Esther Still Speaks

By: Shafer Parker

Most church-goers learn the story of Esther in Sunday School. I mean, how can anyone resist the romance of a Jewish girl chosen to be queen of the Persian Empire after the previous queen had angered Emperor Xerxes (King Ahasuerus in the book of Esther) and gotten herself deposed? But what you may not know is how powerfully the book of Esther speaks to Christians today. In fact, I believe Esther is arguably one of the top five most relevant Bible books for modern Christians. Read on, then, if you are at all curious about why I would say that.

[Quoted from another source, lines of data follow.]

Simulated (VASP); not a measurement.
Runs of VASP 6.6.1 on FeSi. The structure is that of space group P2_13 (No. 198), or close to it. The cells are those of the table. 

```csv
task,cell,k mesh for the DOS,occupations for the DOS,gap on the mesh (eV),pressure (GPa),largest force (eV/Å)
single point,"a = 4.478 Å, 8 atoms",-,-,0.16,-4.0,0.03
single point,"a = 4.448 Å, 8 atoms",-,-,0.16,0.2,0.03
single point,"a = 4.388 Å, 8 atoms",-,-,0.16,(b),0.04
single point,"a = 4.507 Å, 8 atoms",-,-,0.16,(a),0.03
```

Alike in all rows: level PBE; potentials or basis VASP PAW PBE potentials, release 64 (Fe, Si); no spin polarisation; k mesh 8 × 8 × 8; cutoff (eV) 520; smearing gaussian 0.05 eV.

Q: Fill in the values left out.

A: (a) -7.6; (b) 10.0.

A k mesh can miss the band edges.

Most church-goers learn the story of Esther in Sunday School. I mean, how can anyone resist the romance of a Jewish girl chosen to be queen of the Persian Empire after the previous queen had angered Emperor Xerxes (King Ahasuerus in the book of Esther) and gotten herself deposed? But what you may not know is how powerfully the book of Esther speaks to Christians today. In fact, I believe Esther is arguably one of the top five most relevant Bible books for modern Christians. Read on, then, if you are at all curious about why I would say that.

Let’s jump to the point where the plot begins to thicken. It turns out Esther was raised by her uncle Mordecai, a well-known Jew who cautioned her to keep her ethnic identity secret when she was in the palace or with the king. Mordecai was a man of some authority at court, who ingratiated himself with the king by uncovering a plot to assassinate him. But another man at court, Haman, was even more favoured by Xerxes. The king liked Haman so much he gave orders that all the other servants had to pay him homage, bowing so low their faces touched the ground. Haman loved it. He was of the royal lineage of the Amalakites, one of Israel’s ancient enemies going all the way back to the Exodus. Israel had defeated the Amalakites many times, and it must have done Haman’s heart good to be able to enjoy some of his ancestral privileges, even if technically he was still only a servant at the Persian court. 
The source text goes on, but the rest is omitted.